Robert Redford and the American Façade

Continued from page 1

Published on November 08, 2007

For now, though, our conversation centers on other matters. At first, Redford says, he wondered if Lions for Lambs might work better as a play. "Then I thought: Wait a minute. How many times are you going to get a script that's really able to touch on some of the issues that concern you? The fact that they're talking heads in a room is something you should embrace and figure out if you can make it dynamic enough. I started to see the film in a new way, and I got excited about it. I said, 'I think I'll take a chance on this.'"

Soon, Redford had two powerful allies willing to ante up with him — his Out of Africa co-star Streep and Cruise, who saw Lions not just as a potential starring vehicle for himself but as the perfect flagship production for the newly resurrected United Artists studio, which Cruise and producing partner Paula Wagner assumed control of last year. "Just the idea that Tom was interested in it was the first thing that intrigued me," says Redford, noting that the senator character was originally written as both older and African-American, something of a Colin Powell surrogate. "Then I started to think about the qualities that Tom exhibited on film, which were intensity, a kind of all-American energy and an appealing youthfulness. And I began to see him in the skin of this guy who's fundamentally going to be running for office all the time."

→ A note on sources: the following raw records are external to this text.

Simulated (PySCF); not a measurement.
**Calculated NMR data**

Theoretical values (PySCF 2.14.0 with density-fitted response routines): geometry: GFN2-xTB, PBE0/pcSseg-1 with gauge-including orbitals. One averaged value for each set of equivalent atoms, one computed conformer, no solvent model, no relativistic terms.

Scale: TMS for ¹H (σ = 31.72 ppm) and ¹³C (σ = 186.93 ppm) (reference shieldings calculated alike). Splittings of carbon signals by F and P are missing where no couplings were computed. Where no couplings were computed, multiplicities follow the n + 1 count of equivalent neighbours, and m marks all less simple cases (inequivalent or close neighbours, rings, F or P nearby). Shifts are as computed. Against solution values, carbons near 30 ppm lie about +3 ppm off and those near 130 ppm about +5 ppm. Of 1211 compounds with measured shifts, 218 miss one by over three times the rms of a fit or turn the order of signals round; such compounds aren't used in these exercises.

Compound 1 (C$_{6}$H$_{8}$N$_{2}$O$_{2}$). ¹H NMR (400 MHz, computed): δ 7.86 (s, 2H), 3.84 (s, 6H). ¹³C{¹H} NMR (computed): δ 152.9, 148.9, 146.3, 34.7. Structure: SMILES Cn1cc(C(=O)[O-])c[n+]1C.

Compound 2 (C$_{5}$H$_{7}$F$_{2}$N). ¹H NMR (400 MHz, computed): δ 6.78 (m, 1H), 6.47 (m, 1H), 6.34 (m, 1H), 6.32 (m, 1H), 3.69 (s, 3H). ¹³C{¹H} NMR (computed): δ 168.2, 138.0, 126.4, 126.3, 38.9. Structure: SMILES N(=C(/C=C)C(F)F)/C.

A canny move, the casting of golden boy Cruise makes the character seem like a souped-up, neocon version of the senatorial aspirant Redford himself played in 1972's dark political satire The Candidate, a man whose message grows shallower as his sideburns grow shorter, his salt-of-the-earth idealism giving way to glib, TV-friendly sound bites. But whereas Redford's Bill McKay is left to ponder "What do we do now?" as throngs of supporters rush into his dressing room upon his victory, Cruise's Jasper Irving harbors no such self-doubt. He merely barrels forward, never looking back — the personification of a political culture in which mistakes are admitted only in what political commentator William Schneider has termed the "past exonerative" tense.

"He presents something to think about," Redford says, "because of the way he doesn't answer questions. He appears to but doesn't, and he stays on message maddeningly."

While Streep's veteran newshound grills Irving about a "new" strategy for Afghanistan that sounds suspiciously like Creighton Abrams' sure-fire plan for turning the tide in Vietnam, the silver-tongued politician repeatedly assures her that there's no point in sitting around analyzing the past — if we do, the whole house of cards could come tumbling down. "And he's got a point," Redford allows, "but what you should be thinking about is that he created the fact that there even is a point like that to be made. It's that kind of thinking that got us into a war we shouldn't have been in — that got us in prematurely, with poor planning and for all the wrong reasons. And then we were lied to on top of that. We've seen that one before."

Several times, in fact. "When I think about the arc of my lifetime," Redford says, running his fingers through his hair, the hat having migrated to a nearby table in his hotel suite, "I realize that I've lived through historical periods where certain events occurred that carried the same pattern: McCarthy, Watergate, Iran-Contra, and now this. When you stop to think about those moments, you realize there's a certain repetition. It's the same mindset every time, the same sensibility that inhabits the characters: paranoia, obsession with power, ego, insecurity, winning at any cost."

Back when Redford and director Michael Ritchie made The Candidate together, the producer-star envisioned the film as the second installment in a trilogy that would take winning — specifically, "the pyrrhic side of winning" — as its subject. The first installment, Ritchie's 1969 Downhill Racer, cast Redford as the headstrong Olympic skier Dave Chappellet, who learns the hard way that there's always someone younger, faster and even more ambitious ready to steal your spotlight. The third was intended to focus on the world of business, but Redford never found a suitable script. Now, with Lions for Lambs, he has effectively finished what he started 38 years ago, by making a film in which everything — higher learning, journalism, politics — is reduced to the level of a transaction, a devil's bargain.